National Grid has outlined how it is working to tackle the “significant and rapid change” brought about by the clean energy transition.
Within its annual statement entitled ‘delivering our environmental future’, the organisation in charge of the UK’s electricity transmission system has put forward a number of ways in which it is working to better integrate greater quantities of renewable generation.
Highlighting the significant deployment of solar PV in recent years – the organisation states that there is now more than 11GW of solar connected to the grid – National Grid said it has both “seen and had to deal with” the changing face of the UK’s energy market.
It is principally achieving this through various frequency response mechanisms such as demand turn-up and EFR, although National Grid did also discuss two pilot projects it is hoping to learn from as they proceed.

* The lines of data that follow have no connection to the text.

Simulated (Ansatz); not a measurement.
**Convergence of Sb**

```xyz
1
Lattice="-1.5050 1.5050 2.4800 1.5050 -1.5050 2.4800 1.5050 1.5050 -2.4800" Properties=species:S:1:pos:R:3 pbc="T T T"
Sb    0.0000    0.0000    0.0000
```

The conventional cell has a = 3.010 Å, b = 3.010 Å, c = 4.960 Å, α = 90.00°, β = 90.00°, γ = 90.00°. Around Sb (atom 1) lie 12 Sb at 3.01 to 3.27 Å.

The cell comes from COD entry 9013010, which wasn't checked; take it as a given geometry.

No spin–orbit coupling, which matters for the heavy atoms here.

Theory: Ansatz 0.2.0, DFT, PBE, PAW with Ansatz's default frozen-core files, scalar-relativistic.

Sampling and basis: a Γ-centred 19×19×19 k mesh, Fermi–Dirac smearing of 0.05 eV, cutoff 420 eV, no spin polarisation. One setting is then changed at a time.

National Grid is currently working alongside distribution network operators UK Power Networks (UKPN) and Western Power Distribution (WPD) to investigate whole-system constraints caused by significant intermittent generation, shifting its focus from its more traditional field at the transmission level.
Learnings from these projects will contribute towards both planning and operational timescales – intended to be published before the end of this year – and future code as well as commercial and regulatory frameworks.
A second project aims to maximise the use of distributed energy generation such as rooftop solar to resolve voltage constraints on the transmission system, with National Grid noting the significant potential of the 3.7GW of distributed generation currently attached to the grid.
UKPN is to work alongside National Grid on this project over the course of 2017 with findings expected to be implemented next year prior to a full project scope being delivered in 2019.
The project also intends to develop a route to market for distribution system operators (DSOs) to deliver similar solutions, coordinating activities within the existing system operation functions managed by National Grid.
While National Grid also paid testament to mechanisms such as demand turn-up and enhanced frequency response, the operator offered no assurances over whether or not a second EFR auction will run, as originally rumoured, or whether this will be rolled into a wider frequency response auction in the future.
Meanwhile the company also provided an update on its own decarbonisation initiatives, discussing a “refreshed” environmental strategy that was enacted earlier this year.
National Grid intends to decrease its carbon emissions by 80% against 1990 base levels by 2050 and is currently ahead of its interim targets.
Each of its individual business segments are set carbon targets each year in order to increase accountability, however the company did not discuss those in detail within the recent update.